AI tools reshape China’s booming microdrama industry, slashing costs
AI now powers China’s short-drama boom, where a 50.4 billion yuan market has overtaken mainland film and cheap production is rewriting the business.

China’s microdrama industry has become a test case for how artificial intelligence can industrialize culture at scale. AI tools are now being used to speed scripting, character design, translation, dubbing and visual production in a market that was estimated at 50.4 billion yuan in 2024, bigger than mainland film box office revenue for the first time.
That expansion has been dramatic even by China’s standards. One industry report put the market at 37.39 billion yuan in 2023, up 267.65 percent from a year earlier, and projected it would top 68 billion yuan in 2025. State media and trade coverage have also said the sector could exceed 100 billion yuan by 2027, a sign that short-form vertical storytelling has moved from a niche mobile product into a mainstream entertainment business built for platforms such as Douyin.

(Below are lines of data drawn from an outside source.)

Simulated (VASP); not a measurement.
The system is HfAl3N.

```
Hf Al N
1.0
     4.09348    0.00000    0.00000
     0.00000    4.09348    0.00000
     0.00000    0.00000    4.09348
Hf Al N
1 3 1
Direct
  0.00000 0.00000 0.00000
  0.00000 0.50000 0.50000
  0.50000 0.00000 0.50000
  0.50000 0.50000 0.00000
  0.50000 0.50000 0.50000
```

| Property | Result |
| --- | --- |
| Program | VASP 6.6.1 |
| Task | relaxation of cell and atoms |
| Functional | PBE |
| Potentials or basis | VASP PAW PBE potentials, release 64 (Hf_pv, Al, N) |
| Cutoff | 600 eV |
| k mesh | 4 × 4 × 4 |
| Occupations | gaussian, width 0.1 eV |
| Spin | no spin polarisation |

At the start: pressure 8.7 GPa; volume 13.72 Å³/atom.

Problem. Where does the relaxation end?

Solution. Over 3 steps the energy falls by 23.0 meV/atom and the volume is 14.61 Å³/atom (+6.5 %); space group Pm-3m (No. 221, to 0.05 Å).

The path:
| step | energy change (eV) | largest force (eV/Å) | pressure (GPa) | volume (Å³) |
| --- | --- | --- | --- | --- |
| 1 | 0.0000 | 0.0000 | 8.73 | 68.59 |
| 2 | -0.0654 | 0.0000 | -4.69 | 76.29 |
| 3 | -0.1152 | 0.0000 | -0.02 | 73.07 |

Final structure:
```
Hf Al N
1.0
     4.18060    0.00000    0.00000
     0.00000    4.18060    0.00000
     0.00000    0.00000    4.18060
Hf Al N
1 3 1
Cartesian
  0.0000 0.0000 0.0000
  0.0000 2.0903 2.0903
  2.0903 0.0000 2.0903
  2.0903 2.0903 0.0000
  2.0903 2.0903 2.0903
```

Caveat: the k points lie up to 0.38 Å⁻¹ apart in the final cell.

The stakes go well beyond content. Estimates cited by Peking University’s National School of Development put direct employment in the sector at about 690,000 people in 2025, with 2.03 million jobs overall. That makes the shift to AI a labor issue as much as a creative one, because the same systems that accelerate output also threaten to squeeze the production ecosystem that now surrounds the format.
China has moved quickly to institutionalize the change. In April 2025, officials launched a large-scale intelligent translation and production center for short dramas at the Malanshan Audio and Video Laboratory in Hunan, signaling state support for AI-enabled content creation. DataEye, a leading industry data platform, estimated that AI-generated comic-style microdramas accounted for 16.8 billion yuan in market share in 2025, with more than 10,000 such titles produced that year.

The model is already reaching beyond mainland China. State media said Chinese short-drama apps were expected to generate 1.5 billion U.S. dollars in overseas revenue in the first eight months of 2025, up 194.9 percent year on year, underscoring how rapidly the format is being exported.
For U.S. streaming services and creator platforms, the Chinese experience offers a warning and a preview. If speed, personalization and cost-cutting outrank traditional production values, the pressure to automate will spread from scripting to postproduction and localization, reshaping who gets hired, how fast content turns over and what audiences are trained to expect. Experts have cautioned that AI-generated videos still show clear gaps in understanding human behavior, suggesting the industry may be entering a new phase in which scale is no longer enough and quality becomes the next battleground.